Monday, September 29, 2008

Show Us The Money





Two events, a couple of thousand miles apart, will go some way to showing the EU electorate which way centre right and far right politics will be going in the next few years.


Every Conservative Party conference since 1997 has been a bit of a bun fight, either recovering from a defeat at a General Election, deciding on whether or not to elect a new leader or praising a leader who has all the political virility of a neutered cat. The Conservative lead in the polls is dropping as people slowly get over the latest horrors of the credit-crunch/financial meltdown - and begin to believe in fairies and that Gordon Brown's 11 year stint as Chancellor didn't result in a calamitous state of affairs at home.

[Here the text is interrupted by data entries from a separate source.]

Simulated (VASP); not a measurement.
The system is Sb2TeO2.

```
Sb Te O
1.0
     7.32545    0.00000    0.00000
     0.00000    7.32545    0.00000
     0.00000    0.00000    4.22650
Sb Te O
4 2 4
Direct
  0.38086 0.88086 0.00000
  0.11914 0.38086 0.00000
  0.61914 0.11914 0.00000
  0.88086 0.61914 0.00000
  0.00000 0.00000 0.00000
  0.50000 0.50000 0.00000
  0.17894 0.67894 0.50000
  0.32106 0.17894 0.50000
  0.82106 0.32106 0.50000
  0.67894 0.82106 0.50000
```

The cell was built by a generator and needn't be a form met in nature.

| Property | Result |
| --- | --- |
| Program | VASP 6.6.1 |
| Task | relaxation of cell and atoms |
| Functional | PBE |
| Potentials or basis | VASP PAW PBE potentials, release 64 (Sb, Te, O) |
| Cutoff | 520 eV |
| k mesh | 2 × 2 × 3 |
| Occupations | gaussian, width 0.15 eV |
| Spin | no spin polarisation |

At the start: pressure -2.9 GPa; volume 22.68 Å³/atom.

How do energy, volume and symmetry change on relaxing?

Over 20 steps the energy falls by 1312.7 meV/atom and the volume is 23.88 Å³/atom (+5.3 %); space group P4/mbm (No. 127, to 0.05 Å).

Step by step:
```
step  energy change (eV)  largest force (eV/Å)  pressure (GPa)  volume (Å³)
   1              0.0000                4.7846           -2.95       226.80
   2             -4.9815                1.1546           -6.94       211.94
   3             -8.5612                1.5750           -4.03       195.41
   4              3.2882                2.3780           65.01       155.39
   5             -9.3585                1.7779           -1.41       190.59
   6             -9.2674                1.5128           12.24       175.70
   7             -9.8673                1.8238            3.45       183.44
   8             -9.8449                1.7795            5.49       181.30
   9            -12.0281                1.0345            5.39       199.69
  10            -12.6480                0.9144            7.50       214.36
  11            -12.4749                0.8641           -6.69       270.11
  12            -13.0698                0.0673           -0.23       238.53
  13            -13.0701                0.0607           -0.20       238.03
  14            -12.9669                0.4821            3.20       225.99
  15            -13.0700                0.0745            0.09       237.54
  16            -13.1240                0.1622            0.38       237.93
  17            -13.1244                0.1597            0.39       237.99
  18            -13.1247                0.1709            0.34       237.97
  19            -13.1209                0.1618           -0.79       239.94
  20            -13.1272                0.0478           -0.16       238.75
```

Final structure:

The Conservative party have a snappy new policy website, here - (I know Span will have it bookmarked) but for any non-believers out there (like me) it really is worth a visit to read and ponder over the policies. They have snappy new policies (well actually some of them are very old policies put in a political microwave and warmed through for the post Blair generation). What they have to do over the next two years is turn poll leads into election victories. They have to address the big issues: health, education, immigration - the issues that will shape this country over the next decade any beyond.


Some of their policies are common sense and you wonder why nobody has nicked them, the funny thing is that some of them are already being enacted at grass roots level - particularly their views of house building. I have to say here that David Cameron has been very active at local level and whilst it hasn't found it's way into the national news that he is supporting campaigns against building on green belt he is certainly backing his local MP's in this cause. On the immigration issue that old chestnut the Border Police rears its head and again the immigration policy is sound but who defines the phrase 'economic value' - I would suggest that anybody who is earning below the national minimum wage and responsible for contributing to remittances to countries outside the U.K is of no economic value at all. Training and apprenticeships bob up and down in policy documents like a dead body from a torpedoed U-Boat - they are worthy and important and up to now small businesses have been reluctant to engage apprentices because it actually costs them money and too often in this country staff are seen as a cost and not a long term investable asset. I know from personal experience that small businesses have been reluctant to take on apprenticeship schemes because of the cost to them, the carrot of a £2,000 award per apprentice will help in a lot of cases.


Too often Party Political Conferences are conducted for the benefit of those 'in the hall,' this week the Conservative Party has the chance to open up the debate beyond the television studios of the BBC and ITN, to give airtime to more people than just George Osborne, somebody who I have a lot of political time for, and show what their vision is. The 2010 General Election won't be won or lost this week but the foundations of a victory could be laid.


In Austria it is immigration that will dominate the General Election. The anti-Jewish faction of Austrian politics has never gone away and now the right wing are openly hostile not only to Jews but also to Romas, Muslims and anybody it would seem who doesn't posses the Aryan good looks demanded by such an insular country. The loss of jobs to 'ouslanders' and the gradual diminution of Austrian values to people from outside the country are key to this election. With recent riots in Italy, France and Germany - caused by the hard right it has to be said - the world's eyes will be on Austria to see which way the election goes. Too often the rise of the far right in Europe has been put down to the work of a few influencing the many, it's just possible that this week we will witness the rise of the many turning against the few.


1 comment:

Span Ows said...

I am both stunned and pleasantly surprised that you wrote about the CP ...AND put a link to the website AND spoke about their policies...on the same day I did

;-)

Also i ahd rather expected more flack on teh R5L boards but there have been (relatively) few posts on the conference etc...perhaps that will change tomorrow/thursday as things hot up.